These moves follow sanctions earlier this month against the business empire of Burmese tycoon Tay Za and 33 other Burmese generals and business people and 11 companies which have had their assets frozen and were denied travel to the US. This is the latest in an ongoing series of financial sanctions aimed at hurting Burma’s ruling State Peace and Development Council through its business contacts.

“Unless the ruling junta in Burma halts the violent suppression of its peoples, we will continue to target those like Steven Law who sustain and who profit corruptly because of that support,” said Stuart Levy, Treasury Department Under-Secretary for Terrorism and Financial Intelligence.

According to the Treasury Department, “In addition to their support for the Burmese regime, Steven Law and Lo Hsing Han have a history of involvement in illicit activities. Lo, known as the ‘Godfather of Heroin,’ has been one of the world’s key heroin traffickers dating back to the early 1970s. Law joined his father’s drug empire in the 1990s and has since become one of the wealthiest individuals in Burma.”

The saga of how Lo and his son acquired their fortune and the outward trappings of respectability has many twists and turns including several brushes with death. Lo, 70 or 73 years old depending on the source, began in the drug trade in 1960 when he organized a local militia in the Kokang area of Shan State. The government turned a blind eye to Lo’s drug trafficking in exchange for his assistance in fighting Shan insurgents. He was dubbed the “King of Opium” by US authorities in the 1970s.

His fortunes then changed. Thai police arrested Lo in 1973 and deported him back to Burma, where he was found guilty of rebellion and sentenced to death. However, he was given amnesty in 1980, and he moved back to Shan State where he built his headquarters at Salween Village near Nampawng southwest of Lashio. He immediately reestablished himself with a new militia and resumed his role in the drug trade.

The wisdom behind granting Lo amnesty was borne out when Lt General Khin Nyunt used him as a go-between in 1989 in arranging ceasefires with Kokang and Wa insurgents who had recently mutinied against their Burmese Communist Party leaders. In exchange, according to a memo from the Thai Office of Narcotics Control Board in 1993, Khin Nyunt gave Lo the right “to smuggle heroin from the Kokang Group to Tachilek [on the border with Thailand] without interception.” By 1994 he controlled what was regarded as the most heavily armed drug trafficking organization in Southeast Asia.

Lo also gained unfettered access to the Burmese economy for his part in the ceasefire deals. This was further enhanced when in the early 1990s, with the Burmese economy on the brink of collapse, the generals turned to traffickers to invest their money in legal and semi-legal businesses. A “whitening” tax of 40 percent, later reduced to 25 percent, was levied on funds repatriated from bank accounts in Bangkok and Singapore. It was also at this time, on June 5, 1992, that Lo set up Asia World.

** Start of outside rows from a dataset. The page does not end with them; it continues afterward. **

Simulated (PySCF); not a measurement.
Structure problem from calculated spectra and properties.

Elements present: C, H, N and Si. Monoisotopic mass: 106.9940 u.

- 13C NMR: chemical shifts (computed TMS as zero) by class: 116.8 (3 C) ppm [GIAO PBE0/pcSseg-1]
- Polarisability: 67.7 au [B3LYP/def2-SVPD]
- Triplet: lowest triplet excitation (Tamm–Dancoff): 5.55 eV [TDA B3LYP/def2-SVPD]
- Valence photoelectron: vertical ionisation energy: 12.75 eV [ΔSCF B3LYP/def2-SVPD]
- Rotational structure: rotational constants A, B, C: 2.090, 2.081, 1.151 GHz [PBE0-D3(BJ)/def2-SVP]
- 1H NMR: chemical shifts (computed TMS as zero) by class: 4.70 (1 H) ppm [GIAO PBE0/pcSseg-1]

Law enforcement officials say indications are that since the mid-1990s Lo has stepped back from direct involvement in the drug trade, although he does reportedly maintain contacts, and that has not stopped western law enforcement agencies from trying to find evidence of his continued role, so far without success.

Lo’s business empire, international observers believe, is built on the profits from his drug trafficking activities. These businesses and his money have proved invaluable to the junta.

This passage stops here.